It’s 5pm on a Wednesday and Professor David Campbell just spent 3 hours teaching his course on the Foundations of Civic Engagement.
|Professor David Campbell|
“I feel better once the teaching is done at the end of the week.”
Teaching, however, has hardly drained Campbell of his energy. As he sits in his office in Hinman’s Rockefeller Center, rocking his knee up and and down in a steady staccato, it's clear that Campbell never tires.
As the chair of the Department of Public Administration in the College of Community and Public Affairs, Campbell is a civic engagement titan, integral to the growth and continuity of Binghamton University’s presence in the life of Binghamton’s residents, and this isn’t the first place he’s been able to make a difference. Professor Campbell has worked with non-profits in New York City, Cleveland, Boston, whose focus was on the welfare of low income individuals.
Campbell also worked as an adjunct faculty member at Columbia University in their Master's in Public Administration program from 1999 to 2005, but was willing to make the move to the Central Tier if opportunities, both personal and professional, presented themselves.
“I liked Ithaca very much...” said Campbell, “...New York felt really bad after 9/11, and the few months after I really thought hard about moving.”
Although it took a few years from thought to fruition, Campbell eventually joined Binghamton University in 2006. At the time, Binghamton was opening it’s Downtown Center and looking to employ experienced faculty; Campbell was looking for a career pivot.
|@16WashingtonSt: Binghamton UDC|
“Those of us in public service are always asking the question ‘What’s the best way you can make a difference’ and I wondered if the work I was doing in the non-profit sector took the best advantage of my strengths. And while I loved the non-profit work I also felt I didn’t have proper thinking time. I thought if I were in a university I could also do research that allowed me to spend time thinking about things. And I found that I loved teaching.”
Still, Campbell took some detours on his way to academia.
“I knew when I was in college what my core values were. I knew that I cared about making a difference. I knew that it was important for me to be able to say that at the end of my life, I had contributed to making the world a better place particularly for those who had less than I. But it was rarely clear to me what the best way to do that was.”

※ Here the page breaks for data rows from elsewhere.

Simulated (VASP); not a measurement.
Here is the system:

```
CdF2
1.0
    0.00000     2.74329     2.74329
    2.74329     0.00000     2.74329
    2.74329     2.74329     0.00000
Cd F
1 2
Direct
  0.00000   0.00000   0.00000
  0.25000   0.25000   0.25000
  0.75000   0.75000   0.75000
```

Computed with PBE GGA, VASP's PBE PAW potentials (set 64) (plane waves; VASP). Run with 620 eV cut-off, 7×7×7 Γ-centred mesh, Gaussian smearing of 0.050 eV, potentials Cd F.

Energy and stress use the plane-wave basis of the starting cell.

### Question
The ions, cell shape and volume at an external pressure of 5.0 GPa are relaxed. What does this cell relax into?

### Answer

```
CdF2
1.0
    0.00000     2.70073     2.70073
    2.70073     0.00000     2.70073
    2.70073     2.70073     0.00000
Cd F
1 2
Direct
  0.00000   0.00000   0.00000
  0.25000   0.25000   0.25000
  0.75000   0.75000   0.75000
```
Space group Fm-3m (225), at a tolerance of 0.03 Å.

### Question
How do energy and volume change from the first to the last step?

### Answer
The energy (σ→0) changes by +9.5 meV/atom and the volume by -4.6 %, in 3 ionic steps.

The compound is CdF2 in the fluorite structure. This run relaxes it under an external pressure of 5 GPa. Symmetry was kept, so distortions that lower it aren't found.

Upon graduating with a degree in Philosophy, he took a job with a middling New York congressman and stayed for 3 years. Then he got his masters from Yale...in divinity. But somehow for the Campbells, all roads lead back to teaching. Campbell’s father and four brothers are all teachers and while it may have taken longer than anticipated, he fell into the family practice as well.
A few of the courses he teaches for Undergraduates, ‘Foundations and Civic Engagement’ and ‘Philanthropy and Civil Societies’, contain an integral social media component, something unique to classes taught here at Binghamton. Tweets from his students can be found by searching #BUtweeters. In his Philanthropy and Civil Societies course, students also have the opportunity to give away real money to real local causes, with the amount of the donation dependent on the amount they raise. The amount is then matched by the Dean and by Campbell as well. Where does the money eventually go?
“Last year our class bought a goat.”
The vision of having a campus community fully aware of their civic engagement duties is far from accomplished, but through his work in both the non-profit and academic spheres, Professor Campbell is certainly committed to seeing the vision through.